Close to 70 people braved Wednesday evening's chill to gather outside the offices of the Fort Wayne Urban League and hear a message of forgiveness from a man who has reason to be bitter.
That man, 29-year-old Pierce O'Farrill, has shotgun pellets in his chest and a bullet lodged in his arm, reminders of the wounds he received during the Aurora, Colo., theater shooting in July 2012.
"It just seemed like another night," he told the crowd. "We were excited to just see a movie."
O'Farrill, who works at the Denver Rescue Mission, spoke as part of a symposium on forgiveness and reconciliation in the face of violence. The event hosted by the Fort Wayne Rescue Mission and Urban League was planned in response to the wave of killings the city has seen this year. So far in 2013, Fort Wayne and Allen County have tallied 36 homicides, six more than last year and a 15-year high.
Wearing a suit and tie, O'Farrill stood behind a podium as he calmly told the story of the night he and a buddy went to see a midnight premiere of "The Dark Knight Rises."
The terror began a couple of minutes into the movie, when he saw a canister fly in front of the screen. "My heart just dropped. I knew it was teargas," he said.
He looked to see who had thrown the canister, and no more than 30 feet away was an armed man who had entered through an emergency exit. The man started shooting.
"I just looked over at my buddy, and we just got down and laid down in front of our seats," O'Farrill said. "I just started praying. That's all I had in that moment was prayer."
The shots came closer and closer, and O'Farrill, a devoted Christian, kept praying.
"I got hit first in the left foot with a shotgun round, and it felt like it had blown my toes off. The pain was pretty intense," he said. "I curled up into the fetal position."
Another round buzzed past O'Farrill's head and struck him in the arm. "When I got hit by that one, a strange peace just kind of came over me," he said, explaining that all he could think about was his faith and how thankful he was for the time he had been alive.
Soon afterward, the shooter's gun jammed, and many in the theater used that moment to flee. "But when I stood up, I just didn't have any strength in me," O'Farrill said.
He went three steps and collapsed. His buddy, who had taken a shot to his leg, implored him to get up, but he wasn't even able to respond.
So his friend left, thinking O'Farrill was dead. As O'Farrill lay there, the shooter came back.
"I felt his boot just right by my head, and I knew it was him," O'Farrill said. "I said, 'OK, Lord, this is it. This is my time.'."

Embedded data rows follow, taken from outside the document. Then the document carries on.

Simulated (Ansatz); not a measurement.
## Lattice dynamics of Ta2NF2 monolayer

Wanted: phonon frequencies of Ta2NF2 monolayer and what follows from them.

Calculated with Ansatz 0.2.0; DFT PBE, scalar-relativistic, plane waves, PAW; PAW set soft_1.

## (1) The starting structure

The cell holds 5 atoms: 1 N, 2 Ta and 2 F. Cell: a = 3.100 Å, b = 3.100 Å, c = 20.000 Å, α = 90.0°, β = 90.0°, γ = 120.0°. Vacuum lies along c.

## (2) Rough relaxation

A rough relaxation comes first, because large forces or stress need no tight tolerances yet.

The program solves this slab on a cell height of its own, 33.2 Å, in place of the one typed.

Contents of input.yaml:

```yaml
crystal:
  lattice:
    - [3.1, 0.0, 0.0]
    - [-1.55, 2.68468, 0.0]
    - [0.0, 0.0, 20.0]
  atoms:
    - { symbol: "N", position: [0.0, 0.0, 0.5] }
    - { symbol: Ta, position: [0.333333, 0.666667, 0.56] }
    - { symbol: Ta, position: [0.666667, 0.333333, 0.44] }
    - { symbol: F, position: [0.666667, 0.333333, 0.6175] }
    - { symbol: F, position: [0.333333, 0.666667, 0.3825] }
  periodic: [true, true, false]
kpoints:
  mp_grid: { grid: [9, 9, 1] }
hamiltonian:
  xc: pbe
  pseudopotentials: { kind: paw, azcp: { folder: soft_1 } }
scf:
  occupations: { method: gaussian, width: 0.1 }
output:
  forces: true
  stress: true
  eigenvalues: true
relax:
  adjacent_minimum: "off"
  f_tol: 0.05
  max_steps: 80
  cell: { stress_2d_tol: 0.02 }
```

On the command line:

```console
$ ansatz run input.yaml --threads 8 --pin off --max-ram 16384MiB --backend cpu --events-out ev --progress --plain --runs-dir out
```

As O'Farrill was preparing to die, the shooter walked away and left the theater. SWAT officers later brought O'Farrill outside, and he eventually learned from a police officer that his wounds were not life threatening. As O'Farrill said, "It was just the most amazing thing anyone's ever told me: 'You're going to live.'."
Police arrested the shooter, James Holmes, in the theater parking lot. Accused of killing 12 and injuring 70 others, Holmes' mug shot was splashed on the front pages of newspapers across the country.
O'Farrill said he didn't see a monster in the photo, but rather a lost soul.
"When I saw him, I felt compassion for him," O'Farrill said. "And I just felt forgiveness."